What is ETL?

Data integration continues to evolve.
April 21, 2022

Today’s digital businesses have a common need: move data from all sources to a central platform from its moment of creation, and deliver actionable insights at the moment of need. This process is called data integration.

To meet this goal, data needs to be extracted from a plethora of data sources, transformed into an easy-to-understand standardized format and loaded into a central data warehouse. ETL is what makes that happen, and it stands for “extract, transform, load.” Constantly working behind the scenes, ETL is the key enabler for analytics and is meant to be a systematic and repeatable process to unify all data in a single record. Analysts can use this single source of truth to guide business decisions. Further down the road, data scientists can use the data to build predictive models and artificial intelligence.

The three stages of ETL

ETL has three main stages: extraction, transformation and loading. Let’s take a deeper look into these stages.

Extraction

First, data is pulled from data sources such as SaaS applications, event streams and production databases and then put in a staging area, which is an intermediate destination before the data warehouse. Since it may not be feasible to extract all the data from all the sources at the same time, a staging area helps bring all the data together at different times without overwhelming the data sources. A staging area is also useful if there is a problem loading data into the data warehouse, allowing syncs to be rolled back and resumed as needed. Finally, transformations are performed in staging areas.

Transformation

Data transformation turns raw data into data models that are easily understood by analysts and used to populate data visualizations, dashboards and reports. Data is complicated and can be challenging to interpret, reconcile and utilize. For this reason, data needs to be structured, cleaned and reformatted before it can be used for analytics. Only then can the information be used by analysts and data scientists. Making data understandable involves enriching it with a consistent naming scheme, removing duplicates and cleansing invalid data, and standardizing units of measurement. It also involves structuring data, e.g. by splitting and merging data items, to make it easy to connect with business needs.

Loading

The final step in this journey is loading the transformed data into the data warehouse, using batch or stream loading. Put together, your data models may make up a dimensional schema, a simplified data model that represents how your entire organization works.

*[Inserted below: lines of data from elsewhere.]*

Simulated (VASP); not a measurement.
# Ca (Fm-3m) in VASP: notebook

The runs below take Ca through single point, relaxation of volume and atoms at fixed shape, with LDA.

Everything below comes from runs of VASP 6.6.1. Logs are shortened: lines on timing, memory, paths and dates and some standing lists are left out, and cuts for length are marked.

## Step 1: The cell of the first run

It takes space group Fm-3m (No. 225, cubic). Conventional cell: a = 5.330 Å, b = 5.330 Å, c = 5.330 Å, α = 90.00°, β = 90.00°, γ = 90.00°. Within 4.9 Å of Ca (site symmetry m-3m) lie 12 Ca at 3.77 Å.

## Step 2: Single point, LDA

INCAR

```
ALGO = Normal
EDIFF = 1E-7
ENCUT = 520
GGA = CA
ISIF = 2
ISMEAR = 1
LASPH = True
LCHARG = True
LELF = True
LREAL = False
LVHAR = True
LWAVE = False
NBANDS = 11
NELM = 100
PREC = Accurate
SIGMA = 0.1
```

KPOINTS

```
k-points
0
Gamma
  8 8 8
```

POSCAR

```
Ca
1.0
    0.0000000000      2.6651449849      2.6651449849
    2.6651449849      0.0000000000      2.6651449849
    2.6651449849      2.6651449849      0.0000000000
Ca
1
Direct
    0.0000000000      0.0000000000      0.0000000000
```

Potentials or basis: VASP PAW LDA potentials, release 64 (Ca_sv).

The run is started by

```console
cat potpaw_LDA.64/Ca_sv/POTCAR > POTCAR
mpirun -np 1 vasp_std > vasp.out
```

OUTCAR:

Challenges of traditional ETL systems

ETL has been around since the 1970s and has changed the way data is managed and used by enterprises. However, in an increasingly cloud-based business environment, the volume, variety and velocity of data are ever increasing. This has made ETL increasingly unscalable in a number of ways.

Unscalable architecture

Traditional ETL systems are housed on-premise in data centers. As an organization’s data needs grow, beefier hardware is not sufficient to solve the problem. Whether on-premise or in the cloud, more servers are needed to scale out the data processing infrastructure. These setups are complex to manage, requiring parallelized machines to run. 

Most IT organizations thus minimize the impact on the data warehouse by scheduling batch processing ETL tasks during off-peak hours. As business needs become more real-time, this approach will no longer meet common business requirements. Since this architecture is so difficult to scale, organizations typically sacrifice granularity as data volumes increase.

Unscalable labor effort

As the number of data sources increases, the engineering time required to build and maintain pipelines grows, often in a nonlinear manner. Every new source means a new data pipeline to build and maintain, to say nothing of transformations that join records between sources.

Typically, building an ETL pipeline requires familiarity with parallel processing frameworks. They may need to be manually tuned to meet specific configuration requirements, making them expensive to build, and hard to manage without specially trained staff. With such a level of manual coding and technical know-how needed, any small change in the technology stack can easily destabilize the infrastructure and disrupt daily operations, leading us to the next concern.

Fragile workflows

There are two conditions under which an ETL pipeline must be rebuilt. The first is when an upstream data schema at the source changes, as all the downstream transformation code must be adjusted accordingly. The second is when downstream data needs change, which likewise requires the construction of new transformations to produce new data models.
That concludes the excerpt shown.